A coach fighting for his future is vulnerable - no matter how drenched in integrity he is - to taking an expedient option rather than the one best placed to strengthen the club not momentarily but permanently.
If TW, or any coach, is more interested in saving his job, rather than doing his job properly, then it’s time to get out voluntarily, or get pushed. Who does it serve otherwise, and for how long?
If the Richmond board of directors thinks it needs another six months to figure out if Wallace is the right coach for their club it is more an indication that they need to reassess their competency rather than that of Wallace.
Maybe so, but what’s the hurry to re-appoint TW? Besides, perhaps things have only recently started to change for the better. Because when TW came to the Club in 2004, he was virtually given free reign. Between TW and GM, they all but ruled the roost.
That was then and thankfully things now seem to be different, and instead of the Club all but handing over responsibility to others, to direct and orchestrate success, they now at least seem to recognise that it is their role to steer and monitor progress, and not the coach or someone else.
And it is their business to know, or at least get to know, what makes a good coach and coaching department. Clubs don’t pay various people within a footy club/department for no good reason. If progress is being made then they need to at least pretend to have an understanding of who is responsible for it and who needs to lift their game. If RFC needs another six months to know more then so be it. Better late than never.
Unlike what seemed the case previously, the coach is not a law unto himself. Who and how TW’s coaching was monitored back then is a mystery. If TW needs to have his ego stroked at every turn, in order to commit to the role, under these new conditions, then we don’t need him. His role, first and foremost, is to coach the players at his disposal. It should be up to the Club to determine what is and isn’t good enough.
Realistically, where is the certainty that next season will see us progress to the finals? Young players progress, and so they should. But is that simply through experience and game time, or because coaching progressed them further than experience alone ever could? And who is responsible for that, TW and/or others? The question I ask is ‘can TW take the players to the level required’? How would we know? It is up to RFC to determine that and act on it, as, and if, appropriate.

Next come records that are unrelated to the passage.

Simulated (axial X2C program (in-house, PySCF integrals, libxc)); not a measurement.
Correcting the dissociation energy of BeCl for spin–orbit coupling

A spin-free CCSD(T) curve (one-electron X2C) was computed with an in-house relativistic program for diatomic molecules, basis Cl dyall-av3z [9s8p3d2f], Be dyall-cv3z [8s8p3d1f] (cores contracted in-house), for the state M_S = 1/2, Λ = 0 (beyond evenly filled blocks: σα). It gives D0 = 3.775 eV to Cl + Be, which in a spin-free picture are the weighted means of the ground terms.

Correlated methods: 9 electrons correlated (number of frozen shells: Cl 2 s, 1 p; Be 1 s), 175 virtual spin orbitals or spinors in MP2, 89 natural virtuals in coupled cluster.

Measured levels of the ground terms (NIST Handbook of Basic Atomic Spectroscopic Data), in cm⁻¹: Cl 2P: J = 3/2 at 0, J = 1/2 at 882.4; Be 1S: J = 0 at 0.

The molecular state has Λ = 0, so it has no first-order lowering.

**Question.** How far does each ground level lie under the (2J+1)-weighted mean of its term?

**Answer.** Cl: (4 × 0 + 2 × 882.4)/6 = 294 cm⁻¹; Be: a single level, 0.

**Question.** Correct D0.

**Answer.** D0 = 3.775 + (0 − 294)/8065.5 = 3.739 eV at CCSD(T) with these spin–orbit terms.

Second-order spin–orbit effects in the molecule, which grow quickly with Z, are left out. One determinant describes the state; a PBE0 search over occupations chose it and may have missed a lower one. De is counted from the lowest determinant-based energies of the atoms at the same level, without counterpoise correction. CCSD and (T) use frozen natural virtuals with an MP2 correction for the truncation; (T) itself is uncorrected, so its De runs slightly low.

I think it’s healthy that RFC question and challenge the status quo, rather than just accept, as has happened in the past, that the next step is a natural progression to finals. We’re still dealing with the effects of the last time RFC took things for granted.
TW is there to do his job and RFC is there to do theirs, which doesn’t involve accepting mediocrity and that things are now perfect and ideal and that our course is assured.
RFC needs to do the right thing by the Club, and TW does not constitute the Club. TW’s authority may have been eroded to what it needs to be for any coach, and rightly so. For the first time in a long time, perhaps things are as they should be.